Full body of little and big works

Celebrating Moore

December 4, 1998

For me this book falls uncomfortably between what it claims not to be - a catalogue of the Henry Moore Foundation Collection - and what it sets out to be - a celebration of the centenary of the birth of "Harry" Moore, as he was known in the 1930s. That said, it is an interesting book with contributions from many well-informed and influential guest writers.

As an artist who looks for security, I headed first for comments by other artists and the contributions of Bernard Meadows, Philip King and Anthony Caro. All three managed to find their way through Henry Moore, placing him in a much bigger cultural context than does the collection at Much Hadham. While writing on Large Reclining Figure, Caro says: "When we were students we looked up to local artists, people like Augustus John; we simply weren't aware of what was going on in Paris. We were looking at Epstein's portraits, not his wonderful early carvings, not Gaudier-Brzeska, let alone Picasso and Lipchitz. Then along comes Henry Moore and he is in there talking the same language as Picasso or Mir" and he asks to be judged alongside them."

Celebrating Moore starts with a rather unusual page headed "Using the book", which turns out to be less interesting than I hoped for. All we get is a warning that the book is not intended as a catalogue and that it is a personal selection chosen from the collection by its curator, David Mitchinson. What it does not say is that this is the biggest single volume to have been produced on the artist. The book gets into its stride with an essay titled "The Henry Moore Foundation's collection".
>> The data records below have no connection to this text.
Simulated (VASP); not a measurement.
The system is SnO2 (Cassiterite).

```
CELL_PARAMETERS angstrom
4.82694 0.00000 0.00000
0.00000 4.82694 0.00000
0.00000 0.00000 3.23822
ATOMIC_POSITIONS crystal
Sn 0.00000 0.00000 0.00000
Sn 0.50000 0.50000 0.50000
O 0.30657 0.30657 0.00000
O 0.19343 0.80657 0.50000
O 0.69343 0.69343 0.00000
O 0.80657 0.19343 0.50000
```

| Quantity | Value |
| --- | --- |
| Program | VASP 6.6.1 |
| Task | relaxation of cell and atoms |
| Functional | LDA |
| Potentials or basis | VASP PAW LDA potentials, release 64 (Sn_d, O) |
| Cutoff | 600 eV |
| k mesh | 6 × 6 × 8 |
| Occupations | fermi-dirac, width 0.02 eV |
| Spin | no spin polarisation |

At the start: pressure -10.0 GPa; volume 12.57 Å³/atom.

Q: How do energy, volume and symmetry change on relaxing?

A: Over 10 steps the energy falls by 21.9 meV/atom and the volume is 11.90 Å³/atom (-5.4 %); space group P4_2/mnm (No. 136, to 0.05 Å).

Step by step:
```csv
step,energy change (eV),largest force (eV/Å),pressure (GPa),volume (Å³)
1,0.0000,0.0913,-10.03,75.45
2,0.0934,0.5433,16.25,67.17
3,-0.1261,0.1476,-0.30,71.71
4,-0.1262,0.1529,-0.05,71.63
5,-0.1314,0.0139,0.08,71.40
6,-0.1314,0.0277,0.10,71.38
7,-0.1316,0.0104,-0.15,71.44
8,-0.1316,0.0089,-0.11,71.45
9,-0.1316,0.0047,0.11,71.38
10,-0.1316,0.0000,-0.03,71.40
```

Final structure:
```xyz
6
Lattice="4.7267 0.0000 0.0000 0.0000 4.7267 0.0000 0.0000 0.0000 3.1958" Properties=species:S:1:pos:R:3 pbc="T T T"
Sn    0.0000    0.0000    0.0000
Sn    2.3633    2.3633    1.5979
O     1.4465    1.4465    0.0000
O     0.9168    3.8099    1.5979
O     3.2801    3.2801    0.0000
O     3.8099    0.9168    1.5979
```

Mitchinson writes at a brisk walking pace, describing Much Hadham, Perry Green, the house, studios and lie of the land generally. Any sculptures referred to or chanced on during the "walk" are dropped into the text in bold type, creating an atmosphere mid-way between a guide book and an inventory. This makes for a jerky read. In the curator's essay "Forming the foundation", Mitchinson turns up a detail worth thinking about, which is that Moore did not want to have computers at the foundation because they gave the impression of it all being too much like a business.

Ironically, the chapter "Art and diplomacy", which deals mostly with Moore's involvement with the British Council, suggests that if Moore had not been in business, the council's art department might well have been left standing around in Portland Place kicking its heels for the past 50 years. "Art and diplomacy" is a thorough essay on the early days of the Henry Moore Foundation. However, for me, it slows down the front end of an otherwise lively book.

As we make our way through the selection, each work is presented in the form of a catalogue entry producing, in the end, an "exhibition", which includes 8 works. These are set out in chronological order with a theme that tracks the artist's development from 1921 to 1984. This story is told with very high-quality colour reproductions of drawings and sculptures and in the words of a star-studded cast of contributors. Anita Feldman Bennet starts with a drawing of a seated male nude made in 1921 and tells how, at the age of 23, Moore won a scholarship to the Royal College of Art.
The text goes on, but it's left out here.